I've got a new favorite place. It's not in the desert either. Here's the deal: My buddy Jason has been trying to get us out for some culture for a while now, and when he got invites to the Museum of Jurassic Technology's member's only open house, well, we couldn't pass that up. See, Jane and I got a book (isn't that always how it starts?) called Mr. Wilson's Cabinet of Curiosities, about the museum and its founder David Wilson, and we just couldn't stay away. It's L.A.'s best-kept secret.
Now mostly the MJT is like a natural history museum. Except that it's really an art gallery. Or a performance space. Or a nice place to have a cup of tea. It's got a theatrical Victorian seat-at-the-opera thing goin' on with the decor too, some folk art, some science, some legend and a little bit of magic. There's nothing else like it.
Museum of Jurassic Technology website
So we just got our minds blown over and over with all the weird and wonderful stuff they've got going on - just like the book, but more and better. What's a museum without a human horn? Not much! And MJT's got one - I believe you have to get to the Mutter in Phili to see another. (it is my private belief that the horn is faux, but it tickles me to no end that they made the effort)
The photo policy at the MJT is "no flash" but check out their website for better images and explanations. This museum has it all: the Floral Radiographs of Albert G Richards, seen in 3-D for one.
We made our way through, and for a first pass we were especially taken with the Micromosaics of Harald Henry Dalton (who made his mosaics from chunks of irridescent butterfly wings - the one with a hen and chicks is super-cute) and Eye of the Needle: The Unique World of Micominiatures of Hagop Sandaldjian, who made all these miniatures that fit in the eye of a needle and need to be viewed through a microscope. They're great, too - Napoleon is leveling a pistol at you and Donald Duck appears to be dancing a hornpipe.
Upstairs, the Lives of Perfect Creatures: Dogs of the Soviet Space Program exhibit is pretty darned awesome - and touching. A lot of folks brought their dogs to the museum, which was a welcome change.

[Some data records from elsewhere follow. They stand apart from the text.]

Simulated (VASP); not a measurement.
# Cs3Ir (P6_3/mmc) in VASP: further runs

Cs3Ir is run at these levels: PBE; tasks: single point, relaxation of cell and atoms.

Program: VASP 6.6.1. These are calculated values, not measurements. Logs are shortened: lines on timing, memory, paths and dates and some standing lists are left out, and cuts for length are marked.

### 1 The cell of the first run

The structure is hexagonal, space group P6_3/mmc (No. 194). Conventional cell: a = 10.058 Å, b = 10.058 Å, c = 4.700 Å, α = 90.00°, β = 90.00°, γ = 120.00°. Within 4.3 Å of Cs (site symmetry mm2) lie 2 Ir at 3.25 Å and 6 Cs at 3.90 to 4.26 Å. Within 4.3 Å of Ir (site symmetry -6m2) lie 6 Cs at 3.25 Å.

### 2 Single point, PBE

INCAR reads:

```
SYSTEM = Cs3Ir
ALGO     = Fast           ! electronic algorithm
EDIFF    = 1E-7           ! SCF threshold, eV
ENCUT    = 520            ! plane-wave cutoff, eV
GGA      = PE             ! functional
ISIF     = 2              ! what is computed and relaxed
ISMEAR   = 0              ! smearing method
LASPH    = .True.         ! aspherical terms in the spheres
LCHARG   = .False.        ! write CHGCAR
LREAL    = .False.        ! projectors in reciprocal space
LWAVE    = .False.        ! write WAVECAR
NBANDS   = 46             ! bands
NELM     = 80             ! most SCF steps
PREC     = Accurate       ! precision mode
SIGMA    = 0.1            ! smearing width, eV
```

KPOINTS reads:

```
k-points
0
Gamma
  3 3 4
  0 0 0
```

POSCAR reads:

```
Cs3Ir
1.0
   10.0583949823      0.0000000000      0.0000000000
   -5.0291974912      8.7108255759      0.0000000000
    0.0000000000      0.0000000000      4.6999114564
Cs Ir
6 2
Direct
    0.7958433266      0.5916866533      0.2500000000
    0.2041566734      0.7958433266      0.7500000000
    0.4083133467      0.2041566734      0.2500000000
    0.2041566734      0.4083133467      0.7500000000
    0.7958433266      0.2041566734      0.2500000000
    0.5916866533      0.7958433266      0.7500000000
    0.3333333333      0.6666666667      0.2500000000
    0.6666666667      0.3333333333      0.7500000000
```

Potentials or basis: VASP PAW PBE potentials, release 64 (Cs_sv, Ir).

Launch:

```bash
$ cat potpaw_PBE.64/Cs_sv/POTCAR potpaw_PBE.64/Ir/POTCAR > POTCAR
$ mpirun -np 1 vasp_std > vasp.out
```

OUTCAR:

The Garden of Eden On Wheels: Collections from Los Angeles Area Mobile Home Parks was a little more hit-and-miss in terms of the collection, but it was a first-rate display.
And Tell The Bees: Belief, Knowledge & Hypersymbolic Cognition, brought together folk wisdom and science; most amusingly mice-on-toast and mouse pie as a cure for bed wetting.
Someone thought to put pine boughs on the first-floor landing, which made the whole place smell very Christmas-y.
I finally got to meet David Wilson, who is really cool and got re-aquainted with Stephen Berkman, who is doing some awesome cutting-edge work in retro
photography. Michael Rabbit showed up (he never seems to miss a good art opening) as did Michael Gump, who explained why he no longer has the most dangerous back yard in Newhall. Some of the Cacophony Society boys dropped in too, so there was a lot of catchin' up for us non-scenesters to do. Guess I oughtta get out more, and now that I know about the MJT, I might just do that.